Steve Tasane’s Child I tells the story of a group of undocumented children living in a refugee camp. They have stories to tell but no papers to prove them. Here, the author explains why he wrote his astonishing novella.
I am the son of a refugee, but that it not the only reason why I wrote Child I.
When I was a child I was a recipient of free school dinners, and charity bags full of toys and suchlike at Christmastime. We were a charity case and I had a foreign-sounding name – Tasane. But in some ways, the worst thing of all, was that my father then deserted me, my three brothers, and my mother. We were a broken home. I hated being a broken child.
My father fled Estonia in the aftermath of World War two, alternately oppressed by the Nazis and by Stalin’s communists. His brother was shot by Russian soldiers, and the family farm seized. The violence and terror was of such intensity that after he fled Estonia he never dared return, and he cut all ties with his family.
The fact that he was then so able to desert his new British family, his four sons, myself the youngest at 4 and a half, the eldest 11, was something I never fully understood. I suppose that he had developed an ability to cut himself off from emotional connections, and do whatever he felt necessary in order to continue surviving. In other words, once a refugee, always a refugee.

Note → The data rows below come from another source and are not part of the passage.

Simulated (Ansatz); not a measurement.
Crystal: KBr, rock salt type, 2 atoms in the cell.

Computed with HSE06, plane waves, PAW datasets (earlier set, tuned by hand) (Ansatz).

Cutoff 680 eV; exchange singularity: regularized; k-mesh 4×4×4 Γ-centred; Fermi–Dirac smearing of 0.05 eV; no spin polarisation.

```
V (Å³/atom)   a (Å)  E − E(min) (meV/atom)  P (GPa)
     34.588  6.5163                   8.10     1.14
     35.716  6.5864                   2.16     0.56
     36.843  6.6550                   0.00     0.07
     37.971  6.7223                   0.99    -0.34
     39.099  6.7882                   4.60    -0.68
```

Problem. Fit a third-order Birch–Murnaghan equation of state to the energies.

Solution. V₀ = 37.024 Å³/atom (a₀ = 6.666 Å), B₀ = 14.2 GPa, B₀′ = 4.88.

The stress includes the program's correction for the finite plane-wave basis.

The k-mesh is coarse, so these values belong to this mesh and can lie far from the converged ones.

I grew up intensely envious of my friends who had a father. I grew up feeling the same otherness that my father must have felt as a refugee arriving in the UK. My home was broken, and I had a mysterious absent father. But my mother brought us up, and it was for my mother that I developed a deep love. Despite her struggles, her sense of shame, and our need to rely on charity.
But I had no idea about my name. About the country my father came from. My name Tasane had become Anglicized in its pronunciation, and I felt as if I had no cultural sense of who I was. I was just Tasane and knew that there was shame in that name. It was defined by free school meals and the knowing, sneery questions of my fellow pupils. I had no father, but the name I’d inherited from my father was alien. Was I, in fact, just foreign, with a mother who was not able to afford to feed us.
So, when I saw a video of a brother and sister celebrating their discovery of breadcrumbs in the mud in a refugee camp, I was compelled to write their story – my story – about losing family, losing identity, and how – anywhere at all in the world – children continue to seek out familial security and warmth, in whatever form they find it.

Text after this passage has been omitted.